Less than two months ago, Arjun Erigaisi made headlines by scoring his first-ever victory over world champion Magnus Carlsen at the Aimchess Rapid online tournament. Now, in Kolkata, he came close to defending his title in the rapid section of the Tata Steel India event and then grabbed clear first place at the blitz tournament, winning the tournament with a round to spare and outscoring none other than Hikaru Nakamura. 

The 19-year-old kicked off the day with a loss against an out-of-form Nodirbek Abdusattorov, but then went on to rack up five wins in the next seven rounds to secure first place ahead of quick-play specialist Nakamura. In fact, the win that gave Arjun the triumph was achieved over the US star, who would have leapfrogged the young Indian in the standings had he scored a full point in their direct encounter.

Arjun gained 23.8 Elo points in the blitz ratings list, where he climbed to tenth place, as he now stands ahead of the likes of Maxime Vachier-Lagrave, Wesley So and Indian hero Vishy Anand. Arjun is one of five under-20 players rated 2700 or above in classical chess — the new generation is here!

Naka ended the tournament with a win over Praggnanandhaa to get clear second place, a whole two points ahead of Shakhriyar Mamedyarov. Parham Maghsoodloo and Vidit Gujrathi shared fourth place as the only players who finished with a fifty-percent score. 

Beating Naka when it mattered most

Doubtlessly, Nakamura is the pre-tournament favourite in every blitz event in which Magnus Carlsen and/or Alireza Firouzja are absent (and even when they are participating, Naka is often a contender for first place). In Kolkata, however, he was defeated three times by Arjun, once in the rapid and twice in the blitz!

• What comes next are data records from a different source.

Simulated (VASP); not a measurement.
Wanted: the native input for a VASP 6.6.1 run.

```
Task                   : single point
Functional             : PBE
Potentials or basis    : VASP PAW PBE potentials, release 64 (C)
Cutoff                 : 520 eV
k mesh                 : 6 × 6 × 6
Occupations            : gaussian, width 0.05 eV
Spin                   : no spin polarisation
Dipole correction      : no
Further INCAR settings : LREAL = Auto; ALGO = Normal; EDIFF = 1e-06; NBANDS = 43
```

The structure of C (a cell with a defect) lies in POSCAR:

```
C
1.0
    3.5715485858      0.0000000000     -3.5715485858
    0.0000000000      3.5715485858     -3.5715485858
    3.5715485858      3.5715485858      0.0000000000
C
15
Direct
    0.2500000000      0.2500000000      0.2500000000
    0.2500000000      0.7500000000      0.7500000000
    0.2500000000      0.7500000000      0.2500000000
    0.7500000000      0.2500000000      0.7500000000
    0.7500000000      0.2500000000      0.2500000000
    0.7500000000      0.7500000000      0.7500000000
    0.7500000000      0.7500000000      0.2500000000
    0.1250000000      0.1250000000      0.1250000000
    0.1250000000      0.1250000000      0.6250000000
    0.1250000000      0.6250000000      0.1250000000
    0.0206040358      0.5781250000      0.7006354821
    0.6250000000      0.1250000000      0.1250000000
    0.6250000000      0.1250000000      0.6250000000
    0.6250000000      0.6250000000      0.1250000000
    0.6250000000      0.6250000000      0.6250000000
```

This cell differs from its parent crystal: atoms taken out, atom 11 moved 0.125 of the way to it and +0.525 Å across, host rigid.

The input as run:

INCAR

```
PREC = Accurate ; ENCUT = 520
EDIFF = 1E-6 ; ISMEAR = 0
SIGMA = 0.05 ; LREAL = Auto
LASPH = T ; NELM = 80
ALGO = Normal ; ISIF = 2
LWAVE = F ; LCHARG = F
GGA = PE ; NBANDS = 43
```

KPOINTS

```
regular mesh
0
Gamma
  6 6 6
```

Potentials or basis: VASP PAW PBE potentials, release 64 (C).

In the deciding game from round 17, Naka was inches away from recovering from his two prior losses, but after failing to make the most of his winning chances, he even went on to blunder and lose the game — allowing Arjun to win the event with a round to spare.


This position is objectively drawn — except that this was a blitz encounter. Naka blundered the game away with 46...Be2, and resigned after 47.Qa2+, which forks king and bishop.

Hikaru Nakamura

Hikaru Nakamura almost mounts a remarkable comeback — he scored 6½ out of 9 points on Sunday | Photo: Lennart Ootes

Video: Don’t miss Naka’s expression!

As usual, the ChessBase India team is uploading a plethora of magnificent content to YouTube!

Final standings


All games


Vaishali keeps the pace brisk

In another result that surely made Indian fans proud, Vaishali Rameshbabu, Pragg’s sister, won the women’s blitz tournament with a 13½/18 score. Mariya Muzychuk had finished the first half of the event with a remarkable 8/9 score, but Vaishali remained at striking distance throughout.

By the time they faced each other, in round 14 (draw), Muzychuk was still a full point ahead of the youngster. Only in the penultimate round did Vaishali grab the lead, as the Ukrainian faltered in the last hurdle, losing his final two games, against Harika Dronavalli and Nana Dzagnidze respectively. Mariya nonetheless got clear second place, while Harika finished third, much like in the rapid event.

Vaishali, aged 21, is currently ranked 41st in the classical chess FIDE ranking, and thanks to her strong performance in Kolkata, she climbed to number 12 in the blitz ratings list (live).

Vaishali Rameshbabu

Vaishali Rameshbabu | Photo: Lennart Ootes

Mariya hangs a rook

While still in the lead, a full point ahead of Vaishali, Mariya Muzychuk faced Oliwia Kiolbasa with the black pieces. The Ukrainian had a slightly inferior position, but apparently nerves failed her in the early middlegame, as she hung a whole rook on move 24.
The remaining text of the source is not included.